Thiago Borba wants Brazil to have a strong specialty consumer culture. And he’s got a plan to make that happen.
He’s part of Burgeon Coffee, a Brazilian specialty coffee exporter. He believes in the quality of his country’s coffees, and he also believes that local people deserve to drink it too. But to make that a reality, he needs to craft an appreciation of it. He needs to help people understand what specialty can taste like, why the brewing is important, and why that’s worth paying a little more for.
Thiago presented on this during Micro Festival El Salvador, and he agreed to chat to me about it afterwards. Read on to discover how he’s promoting specialty coffee to Brazilians, from his parents to producers and consumers.
Lee este artículo en español Cata de Cafés, Baristas Pro: La Escena de Especialidad en Brasil
Thiago Borba presents on Brazilian specialty coffee culture at Micro Festival El Salvador.
Thiago tells me that it can be hard to make people value specialty coffee in Brazil. The country, despite having great coffee, doesn’t have a reputation for it. And the specialty coffee you can buy in coffee houses is expensive.
He explains that it’s easy to drink free coffee in the world’s largest coffee-producing country, as long as you don’t mind bad coffee. And so why would you pay US $15/kilo for a bag of specialty instead?
But things are changing. Danilo Lodi, the first Brazilian to become a certified judge for the World Barista Championship, tells me, “Importers and roasters outside of Brazil play an important role in developing the specialty coffee in Brazil… [And] we have several farms that have been doing an amazing job with specialty coffee for a couple of decades. They are the ones improving the quality.”
Thiago’s goal is for more locals to discover high-quality Brazilian coffees. He believes it’s possible to create a specialty consumer culture here. And he’s starting with his parents.
Some of this coffee will be exported; some will go to Brazilian roasteries. Credit: 3 Brothers Coffee
“I want my mom and my father to talk about what a good and a bad coffee is,” Thiago tells me. “What I did was simply show them, through a cupping session, different kinds of coffees. And I let them decide which ones were good or bad.”
“My father was really surprised when he discovered that, for many years, he had really liked bad coffee.”
Thiago explained that he doesn’t want to tell people how good Brazilian coffees are. He wants them to discover it for themselves. It should be simple, he tells me. And it’s also effective: experiencing good coffee will inspire passion for it in a way that a conversation never will.
Thiago teaches his family how to cup. Credit: Thiago Borba
Redefining The Barista
As well as getting Brazilians to taste specialty coffee, Thiago knows it’s important that people understand the value of a coffee house and a barista.

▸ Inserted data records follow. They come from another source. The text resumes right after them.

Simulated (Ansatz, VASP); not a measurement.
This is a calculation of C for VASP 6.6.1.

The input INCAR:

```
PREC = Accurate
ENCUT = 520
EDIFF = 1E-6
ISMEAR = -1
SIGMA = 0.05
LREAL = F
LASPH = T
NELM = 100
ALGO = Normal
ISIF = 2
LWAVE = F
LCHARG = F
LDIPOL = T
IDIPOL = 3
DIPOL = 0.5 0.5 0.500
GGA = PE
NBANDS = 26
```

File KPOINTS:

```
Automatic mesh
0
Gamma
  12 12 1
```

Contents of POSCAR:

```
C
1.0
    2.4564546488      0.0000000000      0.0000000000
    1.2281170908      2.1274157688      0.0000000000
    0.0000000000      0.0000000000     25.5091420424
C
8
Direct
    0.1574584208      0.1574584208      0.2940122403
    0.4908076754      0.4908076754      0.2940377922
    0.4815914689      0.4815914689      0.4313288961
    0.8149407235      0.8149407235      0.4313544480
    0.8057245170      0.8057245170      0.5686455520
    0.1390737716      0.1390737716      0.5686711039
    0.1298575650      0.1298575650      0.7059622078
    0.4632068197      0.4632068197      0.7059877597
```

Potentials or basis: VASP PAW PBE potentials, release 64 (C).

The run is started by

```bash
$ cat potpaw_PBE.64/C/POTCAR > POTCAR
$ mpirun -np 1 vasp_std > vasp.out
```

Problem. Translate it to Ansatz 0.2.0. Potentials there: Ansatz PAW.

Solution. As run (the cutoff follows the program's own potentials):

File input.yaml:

Lucas Salomão, the 2016 and 2015 winner of the Copa Barista Brasil, also believes this. He tells me of café na rua (“coffee on the street”), where baristas served free high-quality coffee to passersby while explaining their role in the industry. It was a popular event. People came back and asked for more, newspapers covered it, and Café Container made Feita por barista (“made by a barista”) stickers.
Feito por barista, made by a barista. Credit: Lucas Salomão
Furthering Coffee Education
Once people have started to reconsider their coffee, it’s time to further their education. And Thiago believes this is particularly true with producers.
Burgeon currently runs producer workshops on coffee and cupping. As the producers develop their sensory skills, Thiago says that they often become even more passionate about the coffee. It’s also important, he believes, for them to understand what kind of coffee they’re selling.
Burgeon sells green beans to local roasters, such as Wolff Café and Bica Torradores de Café. And farmers will buy their own freshly roasted coffee from there. Marcos Carvalho, a producer from Cabo Verde, Sul de Minas, tells me, “To taste my own coffee, the one I have produced with love and lots of effort, it is indescribable. It’s exciting… [After that,] I could tell the difference between a good coffee prepared well and other coffees.” [Translated from Portuguese into English.]
But Thiago doesn’t want to stop there. After presenting at Micro Festival El Salvador, he contacted Hugo Wolff of Wolff Café to organize their own event. He wants speakers to spark debates within Brazil about specialty and share the latest innovations – and also to make connections.
It’s important to understand the whole plant. Credit: 3 Brothers Coffee
Thiago believes connections are crucial for developing local specialty coffee culture. He tells me of a Korean woman who, when she tried specialty Brazilian coffee for the first time, wanted to learn more. The café owner had a good relationship with the producers, and so arranged for the customer to visit their farms. She then bought coffee from them.
The relationships here boosted the reputation of Brazilian coffee on an international level. But Thiago thinks it can also do this on a local level.
“These are the real connections I want to create,” he tells me. “When somebody in a café connects you with the roaster, and the roaster with the hunter and the exporter. This is the real meaning of a relationship.”
Creating a local specialty coffee culture is a difficult task – but Thiago and other industry actors know the importance of it. And they are seeing the impact already.
Burgeon Coffee was a sponsor of Micro Coffee Festival El Salvador. This interview was conducted in accordance with our editorial policies, and Burgeon Coffee has had no greater influence on the final copy than any of our other interviewees.